It sounds like a misnomer, doesn’t it? I mean, homeschooling is kind of radical and newfangled, right? It wasn’t so long ago that those who wanted to do it had to fight the state and everyone thought their kids were, well, weird. I wanted to homeschool Emily but everyone discouraged me because it was such a strange notion in 1996!
I’m not getting ready to say that it’s old-fashioned because in the olden days people were taught at home, even though that’s true. What’s old-fashioned about my method is the books I am using.
After about fourteen years of having kids in school, not to mention my own schooling and the reading I have done on the subject, I know one thing: educational fads come and go. [21 years and counting now and still as true as ever] Some time I will write a post on some of the stupider ones I’ve seen–thankfully–go. And even though last year I was a radical unschooler, when I choose to TEACH school, I prefer the tried and true.

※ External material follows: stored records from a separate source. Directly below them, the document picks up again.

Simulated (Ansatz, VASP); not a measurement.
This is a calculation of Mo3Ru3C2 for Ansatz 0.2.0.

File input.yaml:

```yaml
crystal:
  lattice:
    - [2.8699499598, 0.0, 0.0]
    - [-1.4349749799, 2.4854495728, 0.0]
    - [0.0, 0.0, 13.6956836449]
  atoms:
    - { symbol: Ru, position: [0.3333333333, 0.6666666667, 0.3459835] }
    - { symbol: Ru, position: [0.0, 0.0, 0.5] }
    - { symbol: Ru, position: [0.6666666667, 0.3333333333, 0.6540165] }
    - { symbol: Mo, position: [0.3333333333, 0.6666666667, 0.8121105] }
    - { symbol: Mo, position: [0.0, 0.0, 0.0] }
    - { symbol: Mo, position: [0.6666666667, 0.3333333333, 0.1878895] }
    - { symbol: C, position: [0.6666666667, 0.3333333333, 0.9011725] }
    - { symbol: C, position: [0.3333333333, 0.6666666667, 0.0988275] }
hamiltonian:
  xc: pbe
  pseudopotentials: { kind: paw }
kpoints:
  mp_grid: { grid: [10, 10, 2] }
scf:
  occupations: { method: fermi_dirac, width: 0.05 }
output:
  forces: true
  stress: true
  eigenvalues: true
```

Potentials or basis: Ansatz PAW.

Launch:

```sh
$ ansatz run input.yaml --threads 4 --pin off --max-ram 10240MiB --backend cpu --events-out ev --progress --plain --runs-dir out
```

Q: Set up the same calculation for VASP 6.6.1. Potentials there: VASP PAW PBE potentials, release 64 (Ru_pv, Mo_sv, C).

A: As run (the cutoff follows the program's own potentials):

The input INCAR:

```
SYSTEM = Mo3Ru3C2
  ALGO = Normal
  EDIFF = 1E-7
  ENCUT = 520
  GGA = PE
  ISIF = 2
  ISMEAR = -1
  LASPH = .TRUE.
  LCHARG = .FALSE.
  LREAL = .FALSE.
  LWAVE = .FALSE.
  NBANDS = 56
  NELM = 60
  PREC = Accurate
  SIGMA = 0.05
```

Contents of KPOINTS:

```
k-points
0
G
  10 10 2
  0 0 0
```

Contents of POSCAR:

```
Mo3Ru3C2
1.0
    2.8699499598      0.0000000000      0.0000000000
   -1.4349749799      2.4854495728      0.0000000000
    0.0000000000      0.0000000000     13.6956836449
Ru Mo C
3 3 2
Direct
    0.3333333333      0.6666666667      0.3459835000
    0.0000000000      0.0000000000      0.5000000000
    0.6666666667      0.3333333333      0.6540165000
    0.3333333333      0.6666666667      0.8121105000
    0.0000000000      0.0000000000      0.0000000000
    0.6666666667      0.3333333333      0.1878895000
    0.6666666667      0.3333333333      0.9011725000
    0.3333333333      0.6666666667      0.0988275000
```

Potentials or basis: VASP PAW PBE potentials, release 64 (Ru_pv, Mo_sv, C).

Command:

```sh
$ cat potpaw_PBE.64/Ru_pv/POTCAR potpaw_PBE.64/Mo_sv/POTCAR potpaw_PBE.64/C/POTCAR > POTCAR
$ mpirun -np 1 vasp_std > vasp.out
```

Because of my brutal new schedule (really, it feels that way) I can’t write long blog posts at the moment, so I will just talk about what William and I are using for reading class right now. It’s Roads to Follow, the third grade book from The New Cathedral Basic Readers series. (William is in fourth grade, but doesn’t read aloud as well as he should. We are reading much more each day than he would in school, and thus will finish the third and fourth grade readers at least this year.)
Roads to Follow was published in 1964. I got my copy at St. Joseph School when I was a pupil there. We may have read from it occasionally, and from some of the other books I have, when we ran out of stories in the Keys to Reading series which were used the entire time I was there (more on those excellent books later–nowadays they seem to switch series every time you turn around). But the reason I have the book is that it was discarded. I remember a big cart full of books sitting in the hallway at school, free for the taking. While it’s sad–a tragedy, really–that these Catholic classics are no longer being used in our Catholic schools, I am so glad I got them and have kept them all these years.
You see, Catholic schools no longer use specifically Catholic textbooks. Some of these classics have been reprinted specifically for use by Catholic homeschoolers, but apparently they fell out of use in parochial schools because the schools could not use the government money they accepted to purchase them. When I was a child, I recall our English books having specifically Catholic references as well.
The stories in these books are engaging and William enjoys them. Some of them were written especially for the series; some are excerpted from children’s novels (like Carolyn Hayward’s Betsy series). There are poems–even one of my favorites by J.R.R. Tolkien! While the stories reflect a certain fifties sensibility–boys playing baseball in vacant lots, mothers baking in the kitchens, little girls shopping, fathers working in the city–they are surprisingly multi-cultural in an unselfconscious way–there are Asian, African-American, and Hispanic families; children living with a grandparent or only a mother; families formed by adoption.
But the best thing about the book is it is overtly Catholic. Most of the teachers are sisters.
One of today’s stories was about a baptism; another was about a little boy who longed to serve at Mass despite his young age. I love that William can learn about his faith at the same time he is practicing his reading.